I liked this book very much! Even tho' we lived there (5 years plus many visits) long after her childhood memories, many details and vocabulary about everyday life were very familiar.
I first heard about it on a late-night NPR interview with the author, but didn't catch her name or the exact title, so quite a search! A personal connection was the girls staying for some time in Charlbury, not far from where we lived and visited friends there, altho it must have changed a lot.
Like others, i've read a lot about WW2, but this was such a meaningful and personal family story that it made their lives come alive to me. Pam Hobbs had an amazing memory altho she said talking with others helped spark memories she didn't know she still carried.
It was refreshing to learn more about ordinary, low-income people's lives, including both before and after the war rather than the many, many titles about the royals! I have a frame of patriotic war postcards from this era, so many of the sayings were familiar.
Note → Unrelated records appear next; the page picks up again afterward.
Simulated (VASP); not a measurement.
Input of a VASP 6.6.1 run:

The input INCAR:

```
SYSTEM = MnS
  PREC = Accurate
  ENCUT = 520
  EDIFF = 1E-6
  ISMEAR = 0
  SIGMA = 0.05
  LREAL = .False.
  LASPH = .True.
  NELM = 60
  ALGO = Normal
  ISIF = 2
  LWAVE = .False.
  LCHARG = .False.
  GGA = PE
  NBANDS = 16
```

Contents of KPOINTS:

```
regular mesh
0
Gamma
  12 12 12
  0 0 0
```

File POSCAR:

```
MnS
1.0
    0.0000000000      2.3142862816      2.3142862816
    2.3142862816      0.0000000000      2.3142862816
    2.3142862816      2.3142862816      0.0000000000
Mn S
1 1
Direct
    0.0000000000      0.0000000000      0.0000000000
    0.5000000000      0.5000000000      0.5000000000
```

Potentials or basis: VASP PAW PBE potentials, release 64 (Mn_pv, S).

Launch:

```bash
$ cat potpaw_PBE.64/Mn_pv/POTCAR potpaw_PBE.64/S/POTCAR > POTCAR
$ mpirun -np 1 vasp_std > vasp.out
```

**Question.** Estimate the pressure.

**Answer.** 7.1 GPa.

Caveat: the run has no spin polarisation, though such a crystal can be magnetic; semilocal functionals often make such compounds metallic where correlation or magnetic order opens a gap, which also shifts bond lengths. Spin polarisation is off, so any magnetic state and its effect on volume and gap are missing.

So sad how the selection process occurred --similar to how awful it must have been poor, homeless USA city children/ orphans were sent west on trains to be permanently adopted.
I listened to it on Overdrive, but wanted to see photos, so ordered a used paperback hoping it would include them, but no luck. altho glad to read author's notes, etc. Actually, i don't even know if the front and back cover photos were of these 2 girls and then their entire family --will try to research online.